In the case of Jersey, Guernsey and the Isle of Man, there is exchange of beneficial ownership information legislation in place, but all three are, unfortunately, on the greylist. This is obviously a matter of regret and it is also extremely damaging to our reputation.
It is very important that some of the basic facts are established as either true or false, and I hope the hon. Lady will not object to my pointing out another thing that she has got wrong. She spoke about the greylist. There is no greylist. The EU Council conclusions, which I could explain at length, set out the jurisdictions that have been cleared. She is wrong on the greylist in the way she explained it earlier.
I am interested that that is the Minister’s perception, but I think there might be a competing perception.
No, no, the hon. Lady cannot allow that to lie on the record. The decision on Bermuda was taken—
I meant lie in the sense of nestling into its duvet on the record.
Bermuda introduced a gay marriage Act that gave no particular rights. When it introduced civil partnerships for everybody, it gave proper pension and equality rights, which was in itself a good step, even though it is not called gay marriage.
I am grateful to the Minister for that interpretation. I will come now to the counter-arguments. The first is the one the Minister put to me a few minutes ago, that the overseas territories are ahead of others and we should not focus on them.

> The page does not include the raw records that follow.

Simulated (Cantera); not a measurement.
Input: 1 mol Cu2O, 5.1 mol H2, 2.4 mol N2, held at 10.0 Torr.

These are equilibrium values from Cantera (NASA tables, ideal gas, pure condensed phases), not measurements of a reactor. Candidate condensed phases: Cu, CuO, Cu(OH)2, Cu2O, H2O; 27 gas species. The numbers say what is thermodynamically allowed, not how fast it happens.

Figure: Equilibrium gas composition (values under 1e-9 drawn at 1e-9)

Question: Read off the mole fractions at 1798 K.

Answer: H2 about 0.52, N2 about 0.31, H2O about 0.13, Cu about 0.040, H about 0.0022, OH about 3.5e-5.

The problem with that argument is twofold. First, everybody else will catch up soon: there is the EU anti-money-laundering directive, and other countries across the world are introducing public registers. Secondly, we are responsible for what happens, to some extent, and we can influence it. We can make a change if we want to. I will end by asking why Ministers are not making a change. Furthermore, these secret jurisdictions are the most used: the BVI was by far the most popular tax haven in the Panama papers and Bermuda ranked as number one on Oxfam’s list of worst corporate tax havens. So we are talking not about obscure little operations, but about the centre of this financial secrecy problem.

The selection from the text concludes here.